The report system provides a deeper look into what is happening on your production floor: which machine has the highest availability? Which machines create bottlenecks? How do breaks affect availability?
To get to our report system, choose the ‘Reports’ application from the top menu.
Availability comparison reports
These reports allow you to compare your machines’ availability on different parameters, whether you want to know how a single machine or a group of machines operates during different time-frames / shifts or what is the general availability trend in your factory.
Machine summary reports
These reports allow you to take a look at a single machine on a specific day.
These reports present relevant and usable data about your machines’ idle times. These reports allow you to find the reason for availability loss in your factory and analyze it.
Shift availability distribution report
This report allows you to verify your shift planning and presents the availability distribution between the different shifts.
There is a lot of data that can be harvested from our report system, and there are many different ways in which you can find and extract the relevant information.
1. Where are my bottlenecks?
Almost every process has its bottlenecks. Finding these bottlenecks and figuring out a way to release them might allow your machines to work in a higher capacity and increase your factory’s efficiency and throughput.
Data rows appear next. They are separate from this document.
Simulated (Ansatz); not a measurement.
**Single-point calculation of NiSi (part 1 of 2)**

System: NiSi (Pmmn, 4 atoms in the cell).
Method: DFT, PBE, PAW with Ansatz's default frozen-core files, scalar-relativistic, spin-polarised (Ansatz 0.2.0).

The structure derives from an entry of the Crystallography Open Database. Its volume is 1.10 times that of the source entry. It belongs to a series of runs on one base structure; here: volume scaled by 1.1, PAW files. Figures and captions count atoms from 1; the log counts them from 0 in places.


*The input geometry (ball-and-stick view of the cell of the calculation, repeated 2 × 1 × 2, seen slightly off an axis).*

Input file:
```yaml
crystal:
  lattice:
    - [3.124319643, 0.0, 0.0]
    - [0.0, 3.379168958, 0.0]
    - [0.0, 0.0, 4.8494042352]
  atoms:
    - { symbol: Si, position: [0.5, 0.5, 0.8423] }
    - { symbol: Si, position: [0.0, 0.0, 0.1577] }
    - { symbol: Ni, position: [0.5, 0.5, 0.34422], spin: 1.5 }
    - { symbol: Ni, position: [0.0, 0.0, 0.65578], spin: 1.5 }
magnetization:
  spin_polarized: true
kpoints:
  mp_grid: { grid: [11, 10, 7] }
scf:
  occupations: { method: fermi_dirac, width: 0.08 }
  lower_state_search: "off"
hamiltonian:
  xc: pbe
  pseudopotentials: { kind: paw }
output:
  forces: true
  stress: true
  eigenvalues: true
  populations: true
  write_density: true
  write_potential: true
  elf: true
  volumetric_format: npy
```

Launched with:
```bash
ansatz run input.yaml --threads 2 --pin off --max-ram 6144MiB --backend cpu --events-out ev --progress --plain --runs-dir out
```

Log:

Different factories have different reasons for bottlenecks, from delays in the supply chain to delays caused by a single machine. We will focus on the latter:
A possible way to detect bottlenecks in your production floor is by looking at your machines’ availability and searching for a machine with lower availability than that of the rest.
To do that, go to ‘Availability over a time range’ report -> Select the relevant time frame -> Select all the relevant machines (e.g. all machines on a specific production floor) -> Look at the ‘Production/Machine’ graph
The fact that a machine has lower availability than the rest doesn’t necessarily mean that this machine creates a bottleneck, but knowing about this availability gap might help you better plan your production processes.
2. What might cause a machine to have low availability?
In many cases, what causes losses in availability are long or unplanned idles. Whenever you see a machine with low or decreased availability, you should check whether there was an increase in idle periods in that specific time frame.
To do so, go to ‘Idle over a time range’ report -> Select the relevant time frame -> Select the relevant machine/s (e.g. a specific machine with decreased availability) -> Look at the ‘Idle trend’ graph and see if there was an increase in idle times/availability loss.
To dive even deeper and get a better understanding of what causes your machines to be idle (and might create bottlenecks), go to ‘Idle Pareto Analysis’ report -> Select the relevant time frame -> Select the relevant machine/s -> Look at the ‘idle Pareto Analysis’ graph to find the most common reasons for idle states for each machine for the time frame you chose.